CRE Annual Price Growth Slows in October

Annual growth in U.S. commercial property prices fell in October to the slowest pace seen this year, reported Real Capital Analytics, New York.

RCA’s National All-Property Index rose 0.4 percent in October, pushing the annual growth figure to 6.4 percent. The annual price growth pace has gradually slowed since reaching its 8.4 percent high point in February.

RCA Analytics Manager Elizabeth Szep said “waning” growth in major metros slowed national price growth. Major-market prices started the year at an 8.8 percent annual pace, but that dropped to 3.1 percent in October. Non-major metros saw price growth of 7.8 percent year-over-year in October.
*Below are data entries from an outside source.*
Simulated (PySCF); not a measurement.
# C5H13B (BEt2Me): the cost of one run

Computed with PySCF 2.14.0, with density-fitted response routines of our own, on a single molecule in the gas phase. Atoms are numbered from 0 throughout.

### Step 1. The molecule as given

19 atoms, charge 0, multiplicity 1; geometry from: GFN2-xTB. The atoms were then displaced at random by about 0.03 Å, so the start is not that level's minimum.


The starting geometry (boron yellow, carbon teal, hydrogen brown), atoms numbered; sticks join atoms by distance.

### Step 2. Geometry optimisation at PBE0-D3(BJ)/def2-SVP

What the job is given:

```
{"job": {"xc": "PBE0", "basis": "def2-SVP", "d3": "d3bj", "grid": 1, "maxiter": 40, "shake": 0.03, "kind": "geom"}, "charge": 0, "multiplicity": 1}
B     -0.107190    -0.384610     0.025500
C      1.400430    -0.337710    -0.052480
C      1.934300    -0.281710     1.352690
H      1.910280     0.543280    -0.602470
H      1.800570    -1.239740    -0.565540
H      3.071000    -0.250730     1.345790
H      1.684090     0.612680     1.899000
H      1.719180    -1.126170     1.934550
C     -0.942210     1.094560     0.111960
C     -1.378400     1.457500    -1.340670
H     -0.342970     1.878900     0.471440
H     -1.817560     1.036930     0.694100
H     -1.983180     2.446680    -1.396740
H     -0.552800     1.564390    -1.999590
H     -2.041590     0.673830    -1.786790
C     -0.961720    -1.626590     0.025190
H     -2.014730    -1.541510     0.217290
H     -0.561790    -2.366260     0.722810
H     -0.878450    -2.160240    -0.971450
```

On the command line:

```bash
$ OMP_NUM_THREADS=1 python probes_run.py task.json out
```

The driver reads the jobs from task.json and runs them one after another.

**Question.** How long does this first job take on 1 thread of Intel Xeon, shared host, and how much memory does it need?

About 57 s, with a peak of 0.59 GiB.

Green Street Advisors Managing Director Peter Rothemund noted cap rates have not changed meaningfully over the past few months, with top-line growth responsible for the “modest” appreciation in values seen. “There are some exceptions,” he said. “The bid for manufactured home communities and student housing continues to be strong and is pushing values up, while the lack of transaction activity in the mall sector suggests values have taken another step down and are now about 15 to 20 percent below recent highs.”

Rothemund noted Green Street’s Commercial Property Price Index has increased 2 percent over the past year, consistent with the pace of gains seen since mid-to-late 2016.

Total deal activity remained flat in October compared with a year earlier, RCA reported. Headline volume figures would have dropped if not for a large entity-level industrial sector deal. For 2018 to date, commercial real estate deal volume is up 10 percent compared to the same period in 2017, helped by a string of large entity-level transactions. Investor concerns about interest rate increases hobbled activity for most property types in October, Szep said.

CoStar’s commercial repeat sales analysis reported price indexes posted “moderate” annual gains despite relatively flat performance in October. “While the pace of growth has slowed as the cycle matures, composite price indices continued to make steady gains on an annualized basis,” the research firm said. CoStar’s value-weighted index, which tracks larger asset sales seen mostly in core markets, dipped 0.1 percent in October (though it remained up 3.4 percent for the prior 12 months). The firm’s equal-weighted index, which reflects the more-numerous but lower-priced sales generally seen in secondary and tertiary markets, dipped 0.3 percent in October but maintianed a 7.0 percent annual gain.